This is part 1 of Indoor Farming’s Need for Life Cycle Assessments (LCAs). Watch for our upcoming Part 2.
One of the most compelling reasons for indoor farming is its ability to reduce water usage compared to traditional, soil-based cultivation practices. The debate then usually transitions to the enormous energy usage as a byproduct of these systems. However, if we drill down deeper, we’ll realize the various environmental impacts that exist.
For an indoor farm to accurately capture its impact, we are huge proponents of Life Cycle Assessments (LCAs). When done properly, it gives growers a holistic view of its strengths as well as gaps. First and foremost though, let’s breakdown what a LCA really is.
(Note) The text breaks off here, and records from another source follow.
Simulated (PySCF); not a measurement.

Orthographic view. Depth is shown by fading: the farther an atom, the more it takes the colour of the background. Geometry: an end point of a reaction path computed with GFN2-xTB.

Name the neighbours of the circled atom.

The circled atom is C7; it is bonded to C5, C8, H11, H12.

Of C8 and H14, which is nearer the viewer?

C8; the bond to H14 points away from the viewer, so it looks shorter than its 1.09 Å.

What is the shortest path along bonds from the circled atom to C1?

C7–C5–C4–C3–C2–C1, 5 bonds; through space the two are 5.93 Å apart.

According to the Rochester Institute of Technology, “An LCA is a systematic analysis of environmental impact over the course of the entire life cycle of a product, material, process, or other measurable activity. LCA models the environmental implications of the many interacting systems that make up industrial production. When accurately performed, it can provide valuable data that decision-makers can use in support of sustainability initiatives.”
LCAs for indoor farms can cover anything from material extraction (eg: do your nutrients come from unsustainable practices such as the huge carbon emitting practice of peat extraction, or does it come from something renewable or circular), to the actual production process of growing crops, to packaging and distribution of your crops, to even the end use of your crops as well as any waste recovery. It is extensive and covers the entire spectrum of a company’s business at different points of a product’s lifespan.
Now, an indoor farm may ask, “But what’s in it for me if I spend all this money carrying out an LCA?”. In our opinion, it’s a powerful way to identify any operational gaps, which can then lead to bottom line improvements. Furthermore, LCAs usually reflect a company’s business model.
In this context, if an indoor farm adheres to a linear production model, this will be accounted for, which could lead to a higher carbon footprint. This is because at many stages of the production cycle, not only are resources wasted, but additional factors like energy usage, travel footprint, and plastic waste, could lead to a loss in efficiency as well as savings.
A linear production model which can be applied to an indoor farm’s business model
A situation that most indoor farms face which is linear is the end use of their packaging. While many have interest in packaging that’s compostable, usually the biodegradable or recyclable option is preferred due to price competitiveness as well as access to the material. However, once the crops are consumed, these plastic packaging usually go straight to landfills.
On the other hand, for indoor farms that employ a closed-loop agriculture model, the end-of-life phase of their production actually gets fed back into a new life cycle. In other words, resources are re-used over and over again till its full value has been fulfilled. This process could go on forever for some products, whereas other products may have a limited re-use capability. Irrespective, the carbon footprint will reduce significantly as indoor farms begin to think critically about resource efficiency. For example, when farms encounter algae growth in their system, entire water reservoirs are not just flushed out, but also filled with cleaning chemicals which then flows into our water system as wastewater. It creates a dual environmental impact: chemical pollution as well as wastage of water resources.
A circular production method which can help indoor farms identify any operational inefficiencies and advance climate-smart agriculture.
In part 2 of this series, we’ll share some examples of indoor farms or projects that have used LCAs to assess the environmental footprint of crop production. If you’d like to learn more about how to transition your indoor farm towards a closed-loop agriculture system, get in touch with us here.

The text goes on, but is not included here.